Use the right tool for the job

The benefits of product families are well established. There are few things as standards-based as network switches, and yet it is common to choose a product line or brand throughout a network design. The benefits are the same: better consistency, deeper integration. This goes even deeper than just user-friendly interfaces. A network solution like Dante is also more robust. Systems that require manual set-up will require manual recovery from a failure; systems with automatic set-up can recover from a failure automatically – perhaps even seamlessly. When mix stems, isolines and intercoms need to be sent between teams on different network solutions, AES67 becomes a viable option. Dante devices can send and receive Dante and AES67 simultaneously. You can have the advanced functionality of Dante’s powerful network solution, yet still have the interoperability of AES67 in your back pocket ready when you need it.

Audinate’s View of SMPTE ST 2110

SMPTE ST 2110 is a suite of standards and specifications. While its primary focus is on the transport of video, it also addresses the audio element of the stream. Because ST 2110 addresses both audio and video, some naturally assume the standard brings the same benefits to each discipline. While ST 2110 is interesting to the audio side, the reason for adoption is completely different and understanding this is important for more effective system designs.

For video: a revolutionary replacement for SDI

Video productions have always been bandwidth-challenged. At the beginning of any digital video production, decisions are made about what resolution to capture in, and whether video compression and/or restricted chroma subsampling are to be employed. The ST 2110 founding vision was audacious. The development team envisioned a world where 100Gbit switches were more ubiquitous, recognizing this would enable 8K uncompressed video (and even more as network speeds continue to increase.) The horsepower previously spent compressing video could be repurposed forwarding packets instead.
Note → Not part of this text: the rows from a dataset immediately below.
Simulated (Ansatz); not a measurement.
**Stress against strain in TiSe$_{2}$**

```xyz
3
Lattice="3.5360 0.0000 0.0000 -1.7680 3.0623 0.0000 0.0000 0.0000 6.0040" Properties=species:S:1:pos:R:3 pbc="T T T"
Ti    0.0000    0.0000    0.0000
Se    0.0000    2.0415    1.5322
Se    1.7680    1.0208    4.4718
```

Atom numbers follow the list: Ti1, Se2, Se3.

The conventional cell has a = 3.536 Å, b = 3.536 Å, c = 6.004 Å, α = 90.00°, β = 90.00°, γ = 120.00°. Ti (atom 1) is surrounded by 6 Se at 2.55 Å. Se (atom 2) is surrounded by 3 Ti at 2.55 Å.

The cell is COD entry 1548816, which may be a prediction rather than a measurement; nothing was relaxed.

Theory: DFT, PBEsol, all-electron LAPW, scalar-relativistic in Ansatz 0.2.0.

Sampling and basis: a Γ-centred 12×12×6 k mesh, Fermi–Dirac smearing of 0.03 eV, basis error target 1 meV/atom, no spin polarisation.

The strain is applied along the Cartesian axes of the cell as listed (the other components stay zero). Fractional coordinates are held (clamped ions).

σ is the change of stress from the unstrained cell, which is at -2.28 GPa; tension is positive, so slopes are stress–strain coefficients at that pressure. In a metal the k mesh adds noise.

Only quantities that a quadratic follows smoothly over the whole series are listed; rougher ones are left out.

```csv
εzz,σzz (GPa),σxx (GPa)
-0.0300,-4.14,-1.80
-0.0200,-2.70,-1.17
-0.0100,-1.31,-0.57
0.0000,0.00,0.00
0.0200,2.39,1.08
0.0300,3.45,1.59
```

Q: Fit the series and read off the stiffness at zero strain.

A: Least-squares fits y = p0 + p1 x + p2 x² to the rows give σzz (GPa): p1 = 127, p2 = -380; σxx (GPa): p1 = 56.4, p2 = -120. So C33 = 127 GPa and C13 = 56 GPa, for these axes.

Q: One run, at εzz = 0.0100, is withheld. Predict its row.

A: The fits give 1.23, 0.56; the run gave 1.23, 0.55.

But ST 2110 isn’t just about allowing for more bandwidth compared to SDI – it is also more efficient and more flexible. While SDI encapsulated audio, video and ancillary data into one serial pipe, ST 2110 separates these elements to independent streams. By separating the audio, video and ancillary data streams, ST 2110 improves on SDI by providing substantial bandwidth relief to the participating devices. For video professionals, the promise of moving off a point-to-point solution like SDI and into a networked solution surely feels liberating. Even without automated patching and management tools, ST 2110 represents a massive step forward from SDI video.

For audio: an incremental advancement of AES67

The audio interest in SMPTE ST 2110 is less revolution, more evolution. ST 2110 audio streams are essentially a carbon copy of AES67 – with a few parameters tightened down. This wasn’t an accident. To prevent competing universal bridging modes in the same industry, representatives from the AES technical committees that developed AES67 collaborated with those on the ST 2110 technical committees. So, everything said about AES67’s role applies to ST 2110, at least as a starting point. For audio teams, the appeal of SMPTE ST 2110 is largely for integration with the video world. In the past, sometimes video teams spoke the language of audio with AES3 or MADI connections, other times audio teams had to speak the language of video with SDI embed/de-embed devices. Since audio teams are already using network technology and ST 2110 is so closely related to the work already done for AES67, the adoption of ST 2110 was a manageable addition to streamline links to video teams.

More to come

It is noteworthy that a variety of industry organizations are attempting to enhance ST 2110 by developing more linked standards and specifications. The JT-NM roadmap details development that will improve the experience over the existing AES67 or ST 2110 standards. This progress was summarized in the “pyramid” chart (page 44) by the EBU, showing that most of this is still under development. The transport element and synchronization tiers have reached a point of stability. More recently, SMPTE 2022-7 was referenced for redundant network configurations, deemed stable and has been included in Audinate’s ST 2110 implementation. Other proposed features are far less mature at this point. The current JT-NM roadmap shows NMOS elements (IS-04 discovery and IS-05 connection management) gaining significant adoption in the time period between Q3 2018 – Q2 2019. (JT-NM, 2018) This certainly seemed premature as significant challenges with NMOS interoperability and stability are being reported in the field.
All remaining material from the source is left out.